It seems pretty clear to me, but again, I’m what they call a “Titan of Theology.” Something else that seems pretty clear to me is that right now, sinning in jealously over people who got iPads for Christmas is at an all time high. Why?
The signature Apple puts in emails you send from an iPad.
At the bottom of every email that goes out from the device, there is a sentence that reads,
“Sent from my iPad.”
This is not new. For years the iPhone has said the same thing, “Sent from my iPhone.”
For Apple, it’s a brilliant marketing strategy. They are essentially attaching an ad to every email you send to every business contact or friend you message. And it is costing them $0.
But the first time I saw that, I didn’t read it the right way. Here is what it said:
“Sent from my iPhone.”
Here is how I read it:
“Sent from my iPhone, a magical happiness device that you don’t have Jon Acuff. If you purchased one your life would be 42% more awesome almost instantly but financially you can’t afford one right now, in large part because you are a loser. Enjoy pushing the buttons on your borderline Amish phone. What is that thing made of, cedar? Touch the screen on your junky phone all you want, nothing is going to happen you caveman.”
Now clearly that was not the intended message from my friends who sent me emails. A lot of them didn’t even know you could change the signature. Which is what I did, when I got an iPhone. I changed it to, “This is short and not funny because it was sent from my iPhone.” That felt a little better.
But now with Christmas a few days behind us, there are thousands of new iPad owners sending out emails, that might make us feel a little jealous. That’s why when someone gave me one this year, I decided to change the email signature to one of three things:
1. Sent from a device that justifies, if not warrants, spelling mistakes, grammar errors and sarcasm that will initially be misinterpreted as unkindness but later explained as insight by me.
2. Sent from a device I use to read the Bible, paper being so wildly inconvenient.

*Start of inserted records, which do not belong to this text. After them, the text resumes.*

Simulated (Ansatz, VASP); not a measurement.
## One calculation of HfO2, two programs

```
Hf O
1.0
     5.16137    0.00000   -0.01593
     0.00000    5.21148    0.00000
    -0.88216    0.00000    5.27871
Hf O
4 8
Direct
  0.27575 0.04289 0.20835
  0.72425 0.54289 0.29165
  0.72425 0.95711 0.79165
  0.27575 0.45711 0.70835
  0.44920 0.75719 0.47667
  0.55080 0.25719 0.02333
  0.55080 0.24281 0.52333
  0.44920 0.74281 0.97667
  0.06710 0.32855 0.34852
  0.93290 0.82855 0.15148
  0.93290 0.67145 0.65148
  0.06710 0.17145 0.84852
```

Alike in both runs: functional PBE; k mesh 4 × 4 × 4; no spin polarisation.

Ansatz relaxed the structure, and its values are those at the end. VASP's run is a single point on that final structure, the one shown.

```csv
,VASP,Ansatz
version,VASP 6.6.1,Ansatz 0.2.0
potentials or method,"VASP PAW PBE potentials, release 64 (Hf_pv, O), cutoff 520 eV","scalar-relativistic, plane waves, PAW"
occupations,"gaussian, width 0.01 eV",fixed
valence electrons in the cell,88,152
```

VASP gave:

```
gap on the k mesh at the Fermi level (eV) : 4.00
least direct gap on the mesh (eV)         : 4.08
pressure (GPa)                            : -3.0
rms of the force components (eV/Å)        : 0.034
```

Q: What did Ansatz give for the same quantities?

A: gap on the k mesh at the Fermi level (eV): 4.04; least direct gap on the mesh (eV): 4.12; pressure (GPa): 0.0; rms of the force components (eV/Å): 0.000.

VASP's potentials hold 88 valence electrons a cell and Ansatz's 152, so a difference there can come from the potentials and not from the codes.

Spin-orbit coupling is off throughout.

3. Sent from a device that was a completely unexpected gift from a very generous person. I am grateful and am aware of the current unemployment rate. Quit writing that Jesus Juke response email you’re working on right now.
Feel free to use any of those. Those are free to you, the SCL readership.
But be honest, have you ever been jealous of someone who owned an iPhone, iPad or Mac laptop? This is a safe place. You’re amongst friends. Let it all out.